If dishwashers rose up against us, Magnus would punch them for sure.

No, the source of my embarrassment stems from exactly how I do the washing up. I have a system you see. Nothing so very shameful about that, you may think. Doubtless some of you out there may employ your own crockery cleansing methodologies: doing nearly clean items first so as not to dirty the water up; leaving the heavily-crusted pots to soak for a while; washing the delicate wineglasses separately and so on. Nothing wrong with those systems at all. All perfectly reasonable, pragmatic, sensible systems. Well done to you.

I wash things up in order of usefulness to a future society.

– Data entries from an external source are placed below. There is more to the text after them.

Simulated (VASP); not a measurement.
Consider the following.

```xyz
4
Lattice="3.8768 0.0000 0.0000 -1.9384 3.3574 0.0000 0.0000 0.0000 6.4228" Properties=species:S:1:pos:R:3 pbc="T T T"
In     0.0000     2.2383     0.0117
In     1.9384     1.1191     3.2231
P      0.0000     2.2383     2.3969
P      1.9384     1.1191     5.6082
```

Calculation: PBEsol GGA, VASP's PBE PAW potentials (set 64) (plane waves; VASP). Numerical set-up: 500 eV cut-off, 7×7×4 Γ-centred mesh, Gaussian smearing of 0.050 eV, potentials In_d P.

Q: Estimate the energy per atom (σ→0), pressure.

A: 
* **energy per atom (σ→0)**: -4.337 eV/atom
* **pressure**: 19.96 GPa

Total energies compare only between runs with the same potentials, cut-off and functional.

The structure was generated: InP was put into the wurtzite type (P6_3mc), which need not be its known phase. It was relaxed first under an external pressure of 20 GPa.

Yes, I realize that that may need some explaining. What I mean is: I try to pull items, sight unseen, from the depths of the bubbly washing-up bowl, as if each distinct type of item that I wash, rinse and place on the draining board will then have been saved from some unseen cataclysm and placed in safe-keeping, so that any unknown civilization (not even necessarily human) which then finds those items may deduce their purpose and employ them for their own use.

For example, it has been shown (on Brainiac, so it must be true) that the most useful of the Big Three cutlery items is the spoon: you can scoop, shovel and even roughly cut with a decent spoon, where a knife or fork would fail one of those tasks. So a spoon is best, the most useful. Therefore I try - when fishing blindly around in the bowl - to pluck forth a spoon first and deposit it on the draining board time capsule, so that Those That Come After Us, apes quite possibly, will find this Spoon From The Age Of Man, and see that we were a wise and skilled people who had mastered the art of crafting stainless Sheffield steel, and were at least able to work our way through a bowl of soup.

I bet you they're looking up at a giant spoon.

Bowls, yes, bowls would be next out, ideally. Your bowl will do as well as a plate for most tasks if large enough, whilst a plate would fail the most basic of soupy requirements. So I would try to fish out a bowl as soon after the spoon as I could. A mug would be okay, I suppose. Either would demonstrate that Man had some fairly sophisticated ideas about turning out ceramics, which would in turn inspire our unnamed future historians to make some pretty revolutionary changes in their own world's progress from cottage industry to standardization and mass production of goods. Or the potter's wheel at least.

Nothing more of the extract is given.